Core Normalization Configuration

Overview

Core normalization configuration in LM-Polygraph defines how uncertainty scores are transformed into interpretable confidence values. These configurations control the fundamental behavior of all normalization methods across the system.

Base Configuration Location

Core normalization configurations are located in:

/examples/configs/normalization/fit/default.yaml

Available Normalization Methods

1. MinMax Normalization

Linearly scales uncertainty scores to [0,1] range.

normalization:
  type: "minmax"
  clip: true  # Whether to clip values outside [0,1] range

2. Quantile Normalization

Transforms scores into percentile ranks using empirical CDF.

normalization:
  type: "quantile"

3. Binned Performance-Calibrated Confidence (Binned PCC)

Maps uncertainty scores to confidence bins based on output quality.

normalization:
  type: "binned_pcc"
  params:
    num_bins: 10  # Number of bins for mapping

4. Isotonic Performance-Calibrated Confidence (Isotonic PCC)

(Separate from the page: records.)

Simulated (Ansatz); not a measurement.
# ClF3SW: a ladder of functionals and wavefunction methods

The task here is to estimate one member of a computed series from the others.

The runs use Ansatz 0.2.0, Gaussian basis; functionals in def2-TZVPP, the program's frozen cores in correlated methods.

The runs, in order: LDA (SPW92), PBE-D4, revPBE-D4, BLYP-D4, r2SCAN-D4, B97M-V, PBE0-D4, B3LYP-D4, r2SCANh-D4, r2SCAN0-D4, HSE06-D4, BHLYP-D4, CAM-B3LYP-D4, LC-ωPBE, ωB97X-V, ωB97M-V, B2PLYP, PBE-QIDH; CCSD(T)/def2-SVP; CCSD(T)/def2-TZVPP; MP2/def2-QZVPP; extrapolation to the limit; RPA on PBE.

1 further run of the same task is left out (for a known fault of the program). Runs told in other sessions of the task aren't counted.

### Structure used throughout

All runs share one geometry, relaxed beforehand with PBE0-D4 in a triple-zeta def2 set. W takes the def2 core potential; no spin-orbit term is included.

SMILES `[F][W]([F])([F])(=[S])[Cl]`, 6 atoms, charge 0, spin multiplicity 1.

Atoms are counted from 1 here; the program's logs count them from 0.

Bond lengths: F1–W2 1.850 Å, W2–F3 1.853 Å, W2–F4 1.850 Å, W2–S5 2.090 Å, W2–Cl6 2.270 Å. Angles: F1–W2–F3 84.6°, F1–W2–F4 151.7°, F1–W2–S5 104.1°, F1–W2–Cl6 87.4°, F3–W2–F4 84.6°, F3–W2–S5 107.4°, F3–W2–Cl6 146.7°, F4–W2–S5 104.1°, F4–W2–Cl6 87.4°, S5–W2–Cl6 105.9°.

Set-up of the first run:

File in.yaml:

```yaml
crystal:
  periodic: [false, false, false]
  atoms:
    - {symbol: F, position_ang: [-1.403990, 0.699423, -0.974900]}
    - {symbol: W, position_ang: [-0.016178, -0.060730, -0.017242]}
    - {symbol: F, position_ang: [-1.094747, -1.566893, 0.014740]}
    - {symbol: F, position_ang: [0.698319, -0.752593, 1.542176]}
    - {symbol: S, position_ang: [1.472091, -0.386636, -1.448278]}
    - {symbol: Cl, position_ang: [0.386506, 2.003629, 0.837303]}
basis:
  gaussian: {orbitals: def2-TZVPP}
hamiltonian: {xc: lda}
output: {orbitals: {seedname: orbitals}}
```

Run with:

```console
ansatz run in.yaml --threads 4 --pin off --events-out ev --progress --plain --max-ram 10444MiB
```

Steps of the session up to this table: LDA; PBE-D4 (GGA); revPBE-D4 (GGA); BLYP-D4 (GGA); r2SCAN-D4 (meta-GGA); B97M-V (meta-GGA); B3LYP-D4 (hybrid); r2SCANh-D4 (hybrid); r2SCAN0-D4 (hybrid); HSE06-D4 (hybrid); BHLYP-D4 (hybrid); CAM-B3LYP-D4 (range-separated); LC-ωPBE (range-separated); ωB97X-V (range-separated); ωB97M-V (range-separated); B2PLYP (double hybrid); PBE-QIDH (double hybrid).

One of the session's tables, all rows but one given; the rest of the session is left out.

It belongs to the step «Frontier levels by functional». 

Uses monotonic regression to map uncertainty to confidence while preserving ordering.

normalization:
  type: "isotonic_pcc"
  params:
    y_min: 0.0  # Minimum confidence value
    y_max: 1.0  # Maximum confidence value
    increasing: false  # Whether mapping should be increasing
    out_of_bounds: "clip"  # How to handle out-of-range values

Common Parameters

Calibration Strategy

normalization:
  calibration:
    strategy: "dataset_specific"  # or "global"
    background_dataset: null  # Optional background dataset for global calibration

Data Processing

normalization:
  processing:
    ignore_nans: true  # Whether to ignore NaN values in calibration
    normalize_metrics: true  # Whether to normalize quality metrics

Caching

normalization:
  cache:
    enabled: true
    path: "${cache_path}/normalization"
    version: "v1"

Usage Examples

Basic MinMax Normalization

normalization:
  type: "minmax"
  clip: true
  calibration:
    strategy: "dataset_specific"

Global Isotonic PCC

normalization:
  type: "isotonic_pcc"
  params:
    y_min: 0.0
    y_max: 1.0
    increasing: false
  calibration:
    strategy: "global"
    background_dataset: "allenai/c4"

Binned PCC with Custom Settings

normalization:
  type: "binned_pcc"
  params:
    num_bins: 20
  processing:
    ignore_nans: false
    normalize_metrics: true
  cache:
    enabled: true

Best Practices

1. Method Selection

  • Use MinMax/Quantile for simple scaling needs

  • Use PCC methods when interpretability is crucial

  • Prefer Isotonic PCC when preserving score ordering is important

2. Calibration Strategy

  • Use dataset-specific calibration when possible

  • Use global calibration when consistency across tasks is needed

  • Consider using background dataset for robust global calibration

3. Performance Considerations

  • Enable caching for large datasets

  • Adjust bin count based on dataset size

  • Monitor memory usage with large calibration sets

Integration with Other Configs

Core normalization settings can be overridden by:

  • Task-specific configs

  • Model-specific configs

  • Instruction-tuned model configs

Core settings serve as defaults when not specified in other configuration layers.